The American-Danish physicist and Nobel laureate Ben Roy Mottelson died on 13 May at the age of 95. Mottelson made critical contributions to determining and understanding that certain nuclei could have asymmetrical shapes. The work earned him a share of the Nobel Prize for Physics in 1975.
Born in Chicago on 9 July 1926, Mottelson received a BSc in physics from Purdue Univeristy in 1947. He then carried out a PhD in nuclear physics at Harvard Univeristy under the supervision of Julian Schwinger. After graduating in 1950, Mottelson moved to the Institute for Theoretical Physics in Copenhagen, joining CERN’s theoretical study group in Copenhagen in 1953.
Four years later, Mottelson took up a post at the newly formed Nordic Institute for Theoretical Physics (Nordita), where he remained for the rest of his career.
A ‘collective model’
It was in the early 1950s that Mottelson carried out his Nobel-prize-winning research, the roots of which can be traced back to work done by the Danish scientist Niels Bjerrum, who in 1912 was the first to recognize that the rotation of molecules is quantized. Later, in 1938, Edward Teller and John Wheeler observed similar features in the spectra of excited nuclei, which they suggested was caused by the nucleus rotating.
But a more complete explanation for this effect had to wait until 1950 and 1951 when Åage Bohr from the University of Copenhagen and James Rainwater from Columbia University pointed out that the rotation is a consequence of the nucleus deforming from its spherical shape. Their work challenged the widely accepted theory that all nuclei are perfectly spherical.
Bohr and Rainwater independently began to develop a theoretical model of the nucleus that combines the individual and collective motions of the neutrons and protons inside it. They did this by bringing together the liquid-drop model of the nucleus – which pictures the nucleus as an incompressible fluid – with the shell model.

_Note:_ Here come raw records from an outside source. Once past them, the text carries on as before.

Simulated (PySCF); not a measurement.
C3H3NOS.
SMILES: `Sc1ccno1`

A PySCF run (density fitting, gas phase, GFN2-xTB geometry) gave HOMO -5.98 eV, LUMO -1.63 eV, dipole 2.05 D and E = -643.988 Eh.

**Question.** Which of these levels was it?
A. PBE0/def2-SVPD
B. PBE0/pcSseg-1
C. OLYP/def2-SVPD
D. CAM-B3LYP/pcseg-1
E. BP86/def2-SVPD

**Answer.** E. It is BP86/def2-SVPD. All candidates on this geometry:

Using this “collective model” of the nucleus, the duo showed how individual nucleon orbits can exist in a nucleus with non-spherical, liquid-drop properties. Mottelson then worked with Bohr to confirm that the theoretical models agreed with experimental data of energy levels in certain nuclei.
Aage Niels Bohr: 1922–2009
For their work, Bohr, Mottelson and Rainwater shared the 1975 Nobel Prize for Physics “for the discovery of the connection between collective motion and particle motion in atomic nuclei and the development of the theory of the structure of the atomic nucleus based on this connection”.
In addition to the Nobel prize, Mottelson also received the Atoms for Peace Award in 1969 and the John Price Wetherill Medal from the Franklin Institute in 1974. Mottelson worked with Bohr on a two-volume monograph — Nuclear Structure. The first volume — Single-Particle Motion — appeared in 1969 while the second volume, Nuclear Deformations, was published in 1975.